It is easy to see how murder fits into this category. The unjust termination of the life of another is a profound violation of how things should be precisely because our very nature compels us to regard our own lives as precious. To take a person's life is to terminate in another what we instinctively regard as our own highest good.
Sadly, the ease with which we understand the foulness of murder may be conditioned more by our culture than by Divine Revelation. We must take care that we do not find it abhorrent only insofar as we are creatures of society, rather than creatures of God.
Abortion is a case in point.Sodomy
Then the Lord said, Because the outcry against Sodom and Gomorrah is great and their sin is very grave, I will go down to see whether they have done altogether according to the outcry which has come to me. (Gn 18:20-21) The inhabitants of Sodom and Gomorrah were guilty of homosexual activity. So far gone were they in this vice that the men of the town would not even accept heterosexual license with Lots daughters, both virgins, as a means of sating their lust (see 19:8-9).

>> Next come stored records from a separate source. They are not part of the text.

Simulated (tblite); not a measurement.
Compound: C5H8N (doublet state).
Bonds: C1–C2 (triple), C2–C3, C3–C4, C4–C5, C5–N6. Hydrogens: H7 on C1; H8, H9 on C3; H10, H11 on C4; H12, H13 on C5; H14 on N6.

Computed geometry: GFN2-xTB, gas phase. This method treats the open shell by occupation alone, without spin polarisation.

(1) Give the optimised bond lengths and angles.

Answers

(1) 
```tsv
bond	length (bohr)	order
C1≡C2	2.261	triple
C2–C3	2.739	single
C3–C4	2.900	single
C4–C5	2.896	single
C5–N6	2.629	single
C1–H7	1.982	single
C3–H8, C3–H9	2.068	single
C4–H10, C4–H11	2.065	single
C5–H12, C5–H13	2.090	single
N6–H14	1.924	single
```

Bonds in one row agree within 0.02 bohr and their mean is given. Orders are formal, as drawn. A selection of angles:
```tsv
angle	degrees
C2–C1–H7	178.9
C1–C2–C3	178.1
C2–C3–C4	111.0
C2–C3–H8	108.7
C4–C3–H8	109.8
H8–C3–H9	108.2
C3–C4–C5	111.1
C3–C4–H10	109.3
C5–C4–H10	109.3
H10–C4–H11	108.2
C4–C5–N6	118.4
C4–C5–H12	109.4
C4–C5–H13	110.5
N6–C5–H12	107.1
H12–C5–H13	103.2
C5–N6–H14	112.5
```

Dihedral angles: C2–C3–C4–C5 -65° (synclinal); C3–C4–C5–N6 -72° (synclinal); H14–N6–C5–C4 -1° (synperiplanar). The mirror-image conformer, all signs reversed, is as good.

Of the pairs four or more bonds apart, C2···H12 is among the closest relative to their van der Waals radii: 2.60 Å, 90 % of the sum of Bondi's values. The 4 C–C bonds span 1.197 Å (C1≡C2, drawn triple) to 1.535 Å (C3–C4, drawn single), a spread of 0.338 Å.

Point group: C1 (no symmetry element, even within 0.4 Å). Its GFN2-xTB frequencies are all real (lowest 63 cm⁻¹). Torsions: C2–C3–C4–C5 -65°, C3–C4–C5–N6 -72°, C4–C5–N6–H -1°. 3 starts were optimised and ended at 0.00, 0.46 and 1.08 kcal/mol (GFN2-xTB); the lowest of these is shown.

Here we have another case in point for cultural conditioning. It is far more difficult for our contraceptive culture to see how contrary to nature homosexuality is. Those of us who instinctively feel its deep unnaturalness rightly react to homosexual activity with disgust, but logical arguments are unlikely to produce the same reaction in those whose instincts are damaged, blunted or rationalized away.
It is precisely in such situations that Divine Revelation is so very useful, for we cannot trust our feelings when they run counter to reality. We require a better guide. Sodomy strikes at the root of human nature because of its perversion of the procreative impulse, without which the race must die. But in case we dont see it, God does.
Oppression of Widows and Orphans
You shall not afflict any widow or orphan. If you do afflict them, and they cry out to me, I will surely hear their cry. (Ex 21-23) There is a deep truth in this passage about the relationships of husbands to wives, and of parents to children, and about how vulnerable wives and children become when their natural protection is removed.
Very probably all of us can see that it would be gravely sinful to take advantage of the weakness and vulnerability of either a widow or an orphan, and we can readily imagine the financial burdens and solicitation of favors with which either can be afflicted. It is much easier in every way to abuse a boy or girl who has no father and to intimidate a woman who has no husband.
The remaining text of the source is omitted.